Gates seeks cuts in Defense bureaucracy to fund weapons systems

Pentagon chief announces he'll seek to cut roughly $10 billion in overhead costs to fund 3 percent real growth in modernization budget.

ABILENE, Kan. -- Defense Secretary Robert Gates announced Saturday that he will spearhead a thorough scrub of the fiscal 2012 Pentagon budget to find roughly $10 billion in overhead cost savings that can be used to pay for military weapons systems and force structure.

During a speech at the Eisenhower Presidential Library and Museum here, Gates said the Pentagon, whose base budget has nearly doubled in size since 2001, must rein in its spending, focus its more limited dollars on priorities, and restructure its sprawling bureaucracy to run in a more cost-effective and efficient manner.

"Given America's difficult economic circumstances and parlous fiscal condition, military spending on things large and small can and should expect closer, harsher scrutiny," he said. "The gusher has been turned off, and will stay off for a good period of time."

As the military begins work on the 2012 budget, Gates said he is directing the armed services, joint staff, major functional and regional commands and the civilian side of the Pentagon to take a "hard, unsparing look at how they operate - in substance and style."

Gates told reporters before the speech that he needs to cut roughly $10 billion in overhead cost -- which accounts for 40 percent of the defense budget -- to get about 3 percent real growth in modernization and other accounts.

That growth, he said, is necessary to sustain the military's combat power during war while also making investments in weapons systems for the future.

The savings, he said during his speech, must be "sustained and added to over time."

Gates signaled that his review will look at everything, from eliminating unnecessary or duplicative commands to reducing the number of general officers in the military's ranks - moves that could rile both military leadership and Capitol Hill.

"The Defense Department must take a hard look at every aspect of how it is organized, staffed and operated - indeed, every aspect of how it does business," Gates said.

"In each instance we must ask: first, is this respectful of the American taxpayer at a time of economic and fiscal duress? And second, is this activity or arrangement the best use of limited dollars, given the pressing needs to take care of our people, win the wars we are in, and invest in the capabilities necessary to deal with the most likely and lethal future threats?"

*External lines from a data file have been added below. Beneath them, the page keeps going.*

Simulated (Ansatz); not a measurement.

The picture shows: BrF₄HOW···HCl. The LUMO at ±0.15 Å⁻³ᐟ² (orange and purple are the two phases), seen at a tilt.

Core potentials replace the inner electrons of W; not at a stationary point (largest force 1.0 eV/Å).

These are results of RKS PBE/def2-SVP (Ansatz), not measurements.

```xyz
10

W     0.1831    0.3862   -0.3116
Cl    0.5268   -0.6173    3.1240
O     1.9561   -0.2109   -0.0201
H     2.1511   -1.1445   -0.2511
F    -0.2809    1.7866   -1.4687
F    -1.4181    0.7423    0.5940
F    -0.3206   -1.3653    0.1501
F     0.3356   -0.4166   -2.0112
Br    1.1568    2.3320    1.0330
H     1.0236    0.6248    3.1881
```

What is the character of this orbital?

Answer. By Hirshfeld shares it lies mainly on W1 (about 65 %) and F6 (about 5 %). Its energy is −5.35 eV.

As an incentive, Gates said the services would be able to keep within their own budgets whatever money they saved from cutting overhead.

Gates said the private sector has flattened and streamlined its middle and upper echelons, but the Defense Department "continues to maintain a top-heavy hierarchy that more reflects 20th century headquarters superstructure than 21st century realities."

Speaking on the 65th anniversary of V-E Day when Germany's unconditional surrender ended World War II in Europe, Gates pointed to the fact that, two decades after the end of the Cold War and resulting cuts in U.S. forces in Europe, the U.S. military still has more than 40 generals, admirals or civilian equivalents on the continent.

"Yet we scold our allies over the bloat in NATO headquarters," he said.

Gate said he plans to review which headquarters and secretariats are primarily in the business of reporting to or supervising other headquarters or secretariats, as opposed to overseeing "activity related to real-world needs and missions."

He also will review whether executive or flag-officer billets could be converted to a lower grade to create "a flatter, more effective and less costly organization."

And he said he will look at how many commands or organizations are conducting repetitive or overlapping functions and could be combined or eliminated altogether.

But Gates ruled out the possibility of another base realignment and closure round, saying it would likely be too difficult politically.

"It may be in the 'too hard' column," he told reporters. "I think being able to further consolidate facilities is always a good idea but there are just huge political challenges associated with it. That's not an important element of what I'm trying to do."

Meanwhile, Gates warned that the Defense Department's approach to how it builds requirements for new programs must change. Criteria, he said, should be based on a real-world, threat-based context.

"We're not just going to roll over to preserve programs that we think we don't need regardless of where the pressure is coming from," Gates said.

Gates, who shocked Congress last year with a fiscal 2010 budget request that cut many prized weapons programs, said he has "just sort of come to this in the last couple of weeks." He added that he plans to play an integral role in this process.

During his speech, Gates warned that the Pentagon's problems do not need to be solved with more study or legislation.

"It is not a great mystery what needs to change," he said. "What it takes is the political will and willingness, as Eisenhower possessed, to make hard choices -- choices that will displease powerful people both inside the Pentagon and out."